Assume we have the C function below that we wish to use:

  double dotprod(double* x, double* y, int n)
  {
    int k;
    double sum = 0;

    for (k = 0; k < n; ++k) {
      sum += x[k] * y[k];
    }
    return sum;
  }

The following example generates two large arrays in Lisp, and calls the C function to do the desired computation. This would not have been possible using malloc or make-alien since we need about 16 MB of memory to hold the two arrays.

  (alien:def-alien-routine "dotprod" c-call:double
    (x (* double-float) :in)
    (y (* double-float) :in)
    (n c-call:int :in))
    
  (defun test-dotprod ()
    (let ((x (make-array 10000 :element-type 'double-float 
                         :initial-element 2d0))
          (y (make-array 10000 :element-type 'double-float
                         :initial-element 10d0)))
        (sys:without-gcing
          (let ((x-addr (sys:vector-sap x))
                (y-addr (sys:vector-sap y)))
            (dotprod x-addr y-addr 10000)))))

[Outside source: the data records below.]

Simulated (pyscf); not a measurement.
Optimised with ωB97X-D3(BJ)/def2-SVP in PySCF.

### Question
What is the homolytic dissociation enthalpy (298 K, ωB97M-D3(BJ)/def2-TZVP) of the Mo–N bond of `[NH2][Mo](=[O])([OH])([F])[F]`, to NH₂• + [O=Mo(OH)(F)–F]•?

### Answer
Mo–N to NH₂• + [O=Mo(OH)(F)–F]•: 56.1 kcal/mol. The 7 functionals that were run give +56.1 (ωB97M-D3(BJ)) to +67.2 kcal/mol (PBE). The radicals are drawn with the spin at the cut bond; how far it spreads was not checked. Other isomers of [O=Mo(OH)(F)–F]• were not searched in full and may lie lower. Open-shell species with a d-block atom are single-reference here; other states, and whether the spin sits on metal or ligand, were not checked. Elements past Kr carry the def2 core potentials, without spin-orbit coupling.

In this example, we have used sys:vector-sap instead of array-data-address, but we could have used (sys:int-sap (array-data-address x)) as well.

Also, we have wrapped the inner let expression in a sys:without-gcing that disables garbage collection for the duration of the body. This will prevent garbage collection from moving x and y arrays after we have obtained the (now erroneous) addresses but before the call to dotprod is made.


Footnotes

(15)

CMUCL mmaps a large piece of memory for its own use and this memory is typically about 256~MB above the start of the C heap. Thus, only about 256~MB of memory can be dynamically allocated. In earlier versions, this limit was closer to 8~MB.